Making the Abstract concrete: some readers' responses -- and a lovely surprise!

An academic Kat*
In "Not just an academic question -- but an Abstract one", this Kat kick-started what has turned out to be quite a lively discussion about the function of abstracts for journal articles -- particularly within the context of intellectual property.  This discussion has spilled over into the jiplp weblog and its associated LinkedIn Group, where many of the readers and members respectively are either people who write abstracts or those who use them.  At the end of his post, which quoted a particularly difficult abstract in full, this Kat wrote:
"So here's the challenge: how clearly and succinctly can readers of this weblog summarise the abstract above, so that it can be understood and appreciated by an informed reader on a single reading, without the aid of a dictionary? ... There is no prize other than the satisfaction of having made what looks like an interesting argument easier to understand".
Several readers rose to the challenge. They include, but are not limited to the following:
"Creators, rightholders, intermediaries, users, copyright law and state or quasi state institutions form a complex feedback system in which technological change is a factor. Previously copyright adapted to changes in the system stimulated by technological developments. But this time copyright’s inadequately selective responses to the internet and digital technologies have broken the system. Copyright law itself has diverged from social reality and lost much of its credibility. Copyright needs a radical fix that embraces the digital world and pays as much attention to users and creators as to the economic and political interests which have so far been mostly favoured": Graham Smith (Bird & Bird LLP partner and Cyberleagle blogger).
"This article examines the evolution of copyright law alongside the arrival of the digital age. The authors argue that copyright law has failed to support the creative industries in a digital world where it is socially acceptable to use and re-use content freely, instead favouring the rights holders and intermediaries. Only by addressing this conflict and rebalancing copyright law will society as a whole benefit from what the internet and digital technology has to offer": Martin Noble (Legal Director, Shakespeares).
"Like most other branches of the law, copyright law started out simple to understand and relevant to both the stakeholders and the technology which was available at the time. As technologies and the types of work which were thought to need copyright protection changed and evolved, so the law also evolved and expanded, and took on a multinational framework. However, from the latter part of the twentieth century, the twin stimuli of more co-ordinated political lobbying by large companies with lucrative intellectual property portfolios, and the advent and rapid development of the internet, have resulted in a perceived mismatch between the law's ability to adequately safeguard the interests of all copyright owners and the digital environment in which a very large part of copyright works is both hosted and consumed. This article seeks to address the current issues by examining the development of copyright law over time, and contrasting this examination with the world in which it had and will have to operate. The article concludes that copyright law now requires a radical overhaul if it is to serve any practical purpose in the digital age": Andy Johnstone.
"The article explores the issues of how technology has hindered, if not completely defeated, the application of copyright law. The authors believe that the knee-jerk reaction of regulators to improvise a solution and resolve this issue with methods that neither benefit the consumers (of the copyright content) nor the creators, is due to the pressures faced by the regulators from all sides and the fact that technology has advanced too quickly for copyright law to catch up. The current situation is such that copyright law claims that it regulates the digital age, when really, it is avoiding all the intricacies that comprise the digital age, including economic and social norms. To resolve this, the authors believe that copyright law should be taken apart to examine what exactly the intricacies of the digital age are, then piecing it back together to ensure applicability": Grace Teoh, who modestly adds a disclaimer: "I think this is what I understood from the abstract (but I may have missed out one or two things)". 
"An autopoietic system is one that can be reflexive - it can absorb external feedback into its method of re-production (for example, laws unintended to deal with digital media can be adapted to encompass and apply to legal cases involving digital media through judicial interpretation and extrapolation of the key cases, meanings and intentions of laws that already exist). This isn't the best example in the world but it alludes to the idea that the legal system can change itself in response to external feedback, which is at the heart of the idea of autopoietic systems.
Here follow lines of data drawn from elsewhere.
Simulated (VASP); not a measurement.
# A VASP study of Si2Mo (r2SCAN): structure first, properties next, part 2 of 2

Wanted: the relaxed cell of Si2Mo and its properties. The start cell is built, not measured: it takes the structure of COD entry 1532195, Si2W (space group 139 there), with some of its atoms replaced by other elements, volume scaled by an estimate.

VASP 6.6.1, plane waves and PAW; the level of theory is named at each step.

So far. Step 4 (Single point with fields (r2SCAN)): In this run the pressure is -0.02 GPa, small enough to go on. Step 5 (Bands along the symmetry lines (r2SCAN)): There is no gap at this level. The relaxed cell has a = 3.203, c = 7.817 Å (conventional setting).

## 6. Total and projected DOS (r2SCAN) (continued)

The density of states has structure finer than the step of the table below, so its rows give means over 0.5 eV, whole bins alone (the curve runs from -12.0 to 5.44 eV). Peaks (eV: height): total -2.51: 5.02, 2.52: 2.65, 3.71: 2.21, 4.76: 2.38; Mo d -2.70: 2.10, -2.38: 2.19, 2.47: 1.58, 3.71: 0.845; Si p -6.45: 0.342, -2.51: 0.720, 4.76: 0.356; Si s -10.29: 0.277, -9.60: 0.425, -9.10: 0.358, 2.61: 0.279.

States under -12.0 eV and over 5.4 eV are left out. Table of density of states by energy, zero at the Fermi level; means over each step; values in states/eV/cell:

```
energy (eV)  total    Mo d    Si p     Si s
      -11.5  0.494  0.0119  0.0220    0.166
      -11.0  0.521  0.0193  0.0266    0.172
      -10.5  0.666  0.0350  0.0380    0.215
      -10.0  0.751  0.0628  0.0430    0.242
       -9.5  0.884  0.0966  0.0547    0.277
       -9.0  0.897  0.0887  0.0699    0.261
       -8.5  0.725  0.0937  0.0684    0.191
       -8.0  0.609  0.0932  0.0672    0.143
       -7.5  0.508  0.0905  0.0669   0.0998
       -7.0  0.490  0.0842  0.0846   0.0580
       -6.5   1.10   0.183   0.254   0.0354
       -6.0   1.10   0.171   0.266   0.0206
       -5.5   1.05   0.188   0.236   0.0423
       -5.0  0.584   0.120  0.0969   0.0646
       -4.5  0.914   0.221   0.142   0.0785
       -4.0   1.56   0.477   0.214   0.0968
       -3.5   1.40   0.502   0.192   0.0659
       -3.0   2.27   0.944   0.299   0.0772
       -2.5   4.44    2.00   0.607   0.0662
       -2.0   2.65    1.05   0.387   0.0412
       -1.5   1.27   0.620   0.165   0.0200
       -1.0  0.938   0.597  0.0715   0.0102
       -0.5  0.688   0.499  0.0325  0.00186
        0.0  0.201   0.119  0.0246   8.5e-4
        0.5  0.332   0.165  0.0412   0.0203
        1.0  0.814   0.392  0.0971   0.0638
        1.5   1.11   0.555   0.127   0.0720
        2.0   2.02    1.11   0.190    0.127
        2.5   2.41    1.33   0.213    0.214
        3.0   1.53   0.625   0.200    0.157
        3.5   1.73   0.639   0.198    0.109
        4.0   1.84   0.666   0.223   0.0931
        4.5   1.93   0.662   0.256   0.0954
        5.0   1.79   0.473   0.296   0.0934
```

The book examines the relationships between different systems (e.g. legal, political, creative, political) and analyses how the copyright regime has evolved, given that it has its basis in multiple of these systems, e.g. copyright gives legal protection of creative output and gives economic reward for that creative output.

The digital environment has changed the application and reality of copyright. New technology has sparked new needs and issues within these systems, as well as copyright, changing the way that creative works are created, stored, disseminated and the way that access can be provided to them. Because of the way this new technology works, it impacts on the regulative power of some of those systems and some systems have failed to adapt (I would personally argue that something about temporality should be included here - one of the major ways that technology and copyright law have changed is the speed with which things can be reproduced and disseminated but this isn't specifically one of the topics in the Abstract). "Reactionary" responses have meant that the frictions caused by the interference of digital technology in these systems (including copyright) have led to increasingly divergent attempts at solutions, many of them inadequate or contradictory, resulting in imbalances between rights holders, technology providers, lobby groups (or political groups more generally), and that economic interests have come into opposition with social norms which have previously advocated for free use and reuse of digital works.

The authors posit that, over the years, copyright law has distanced itself so much from the environment within which it operates/is to regulate that the outcomes and applicability of the copyright regime have lost credibility, leading to the loss of credibility and applicability of copyright to the digital environment. The authors go on to say that, for copyright law to successfully regulate creative output, there needs to be extensive reforms to copyright laws that take into account all of the social systems (as mentioned above) that exist in modern society, without favouring only the economic or political ones. They conclude that society might only benefit from the new opportunities that digital technologies offer if copyright law properly adapts to the specificities of the digital world.

Basically, copyright isn't keeping up with the digital environment, there are some stakeholders who have more power than others over/under the copyright system, and those more powerful stakeholders shouldn't be allowed to ride rough-shod over creatives who want to engage with digital technologies by using a regime that isn't able to self-regulate in response to these new circumstances in which copyright needs to operate": Keigh-Lee Paroz.
"This article uses modern systems theory (the interdisciplinary study of how systems (of any type) work) to explore the pressures on copyright law in the internet age. It suggests that the tension between the interests of rightholders, users, technology providers and the legal system is inevitable in the light of technological developments and that radical reform is necessary, bringing from systems theory some suggestions for how the right balance between these interests may be reached": Alan Pratt (partner, DAC Beachcroft LLP). Adds Alan, "I think you are being unfair – the counter would be that the stress on copyright is so great that a step change/reform as the article seems to call for is necessary and therefore it would follow that the difference between the rightholders' (IP lawyers?) perspective and scholarship trying to explore new approaches would be marked. You could draw an analogy with the process family law went through after the war as the law was integrated with social care, economic, church/state and civil rights interests". 
The last word from blog readers on the subject goes to Tony Ballard (partner, Harbottle & Lewis LLP), who does not so much rewrite the abstract as comment on it:
"Surely all the abstract is saying, once you strip out the academic hocus-pocus, is that copyright should not restrict access to and use and reuse of protected works in the digital domain. Maybe the authors should go on to suggest that universities should not restrict access to and use and reuse of their facilities. Judging from the abstract, it seems that the general public might make better use of them than some of the current users".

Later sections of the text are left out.